An agent making a request on the explicit behalf of someone else is probably something most of us agree is reasonable. "What are the current stories on Hacker News?" -- the agent is just doing the same request to the same website that I would have done anyways.
But the sort of non-explicit just-in-case crawling that Perplexity might do for a general question where it crawls 4-6 sources isn't as easy to defend. "Are polar bears always white?" -- Now it's making requests I wouldn't have necessarily made, and it could even been seen as a sort of amplification attack.
That said, TFA's example is where they register secretexample.com and then ask Perplexity "what is secretexample.com about?" and Perplexity sends a request to answer the question, so that's an example of the first case, not the second.
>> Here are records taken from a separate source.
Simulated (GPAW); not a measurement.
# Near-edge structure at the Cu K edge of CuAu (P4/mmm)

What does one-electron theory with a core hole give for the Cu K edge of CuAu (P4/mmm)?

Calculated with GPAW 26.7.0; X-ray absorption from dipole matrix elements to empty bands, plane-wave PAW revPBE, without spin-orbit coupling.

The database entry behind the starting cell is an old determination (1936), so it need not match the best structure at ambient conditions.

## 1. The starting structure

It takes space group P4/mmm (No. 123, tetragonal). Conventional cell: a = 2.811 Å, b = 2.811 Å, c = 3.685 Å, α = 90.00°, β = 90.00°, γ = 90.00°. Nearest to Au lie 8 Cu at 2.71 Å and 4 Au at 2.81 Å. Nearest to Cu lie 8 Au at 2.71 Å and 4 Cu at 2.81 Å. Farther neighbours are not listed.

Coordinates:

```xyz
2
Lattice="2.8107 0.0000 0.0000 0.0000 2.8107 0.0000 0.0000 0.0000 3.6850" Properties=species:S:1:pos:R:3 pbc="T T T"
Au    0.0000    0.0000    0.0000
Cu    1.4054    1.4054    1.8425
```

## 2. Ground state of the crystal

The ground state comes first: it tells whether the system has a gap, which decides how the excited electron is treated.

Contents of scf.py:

What prevents these companies from keeping a copy of that particular page, which I specifically disallowed for bot scraping, and feed it to their next training cycle?
Pinky promises? Ethics? Laws? Technical limitations? Leeroy Jenkins?
What prevents anyone else? robots.txt is a request, not an access policy.
Does information no longer wants to be free now? Maybe internet, just like social media was just a social experiment at the end, albeit a successful one. Thanks GenAI.
Do you still see authentic human traffic on your domains, is it easy to discern?
I feel like I missed the bus on running a blog pre-AI.
Both my blog homepage and posts see mostly human traffic. Sometimes bots crawl the site and they appear as spikes in the analytics.
Looks like my homepage which doesn't have anything but links is pretty popular with crawlers. My digital garden doesn't get much interest from them. All in all, human traffic on my sites are pretty much alive.
I don't believe in missing the bus in anything actually, because I don't write these for others, first. Both my blog (more meta) and digital garden (more technical) are written for myself primarily, and left open. I post links to both when it's appropriate, but they are not made to be popular. If people read it and learn something or solve one of their problems, that's enough for me.
This is why my software is GPLv3, Digital Garden is GFDL and blog is CC BY-NC-SA 2.0. This is why everything is running with absolutely minimum analytics and without any ads whatsoever.
Lastly, this is why I don't want AI crawlers in my site and my data in the models. This thing is made by a human for humans, absolutely for free. It's not OK somebody to sell something designed to be free and make money over it.
you could go proper insanomode, too. remaking The Internet is trivial if you don't care about existing web standards -- replacing HTTP with your own TCP implementation, getting off html/js/css, etc. being greenfield, you can control the protocol, server, and client implementation, and put it in whatever language you want. I made a stateful Internet implementation in Python earlier for proof-of-concept, but I want to port it and expand on it in rust soon (just for fun; I don't do serious biznos). you'll very likely have 100% human traffic then, even if you're the only person curious and trusting enough to run your client.
You can put up a paywall depending on UserAgent or OS (has been done).
In short, it's a 2-way street: the client on the other end of the TCP pipe makes a request, and your server fulfills the request as it sees fit.
I also want to keep this distinction on the sites I own. I also use licenses to signal that this site is not good to use for AI training, because it's CC BY-NC-SA-2.0.
So, I license my content appropriately (No derivative, Non-commercial, shareable with the same license with attribution), add technical countermeasures on top, because companies doesn't respect these licenses (because monies), and circumvent these mechanisms (because monies), and I'm the one to suck this up and shut-up (because their monies)?
Makes no sense whatsoever.
If you give them a URL that does not appear in Google, ask them to visit that URL specifically, and then notice the content from that URL in the training data, it's proof that they're doing this, which would be quite damaging to them.
Is it? It's damning, but is it damaging at all?
I'm not getting the impression that anyone's data being available for training if some bot can get to it is just how things are now, rather than an unsettled point of contention. There's too much money invested in this thing for any other outcome, and with the present decline of the rule of law…
When you swap in an AI and ask what are the current stories. The AI fetches the front page and every thread and feeds it back to you. You are less likely to participate in discussion because you've already had the info summarized.
Am I supposed to spend money on Amazon.com when I visit the website just because Amazon wants me to?
If most people stop discussing things on HN, and the discussion is indeed one of the major reasons it’s kept running, then HN stops being worth running.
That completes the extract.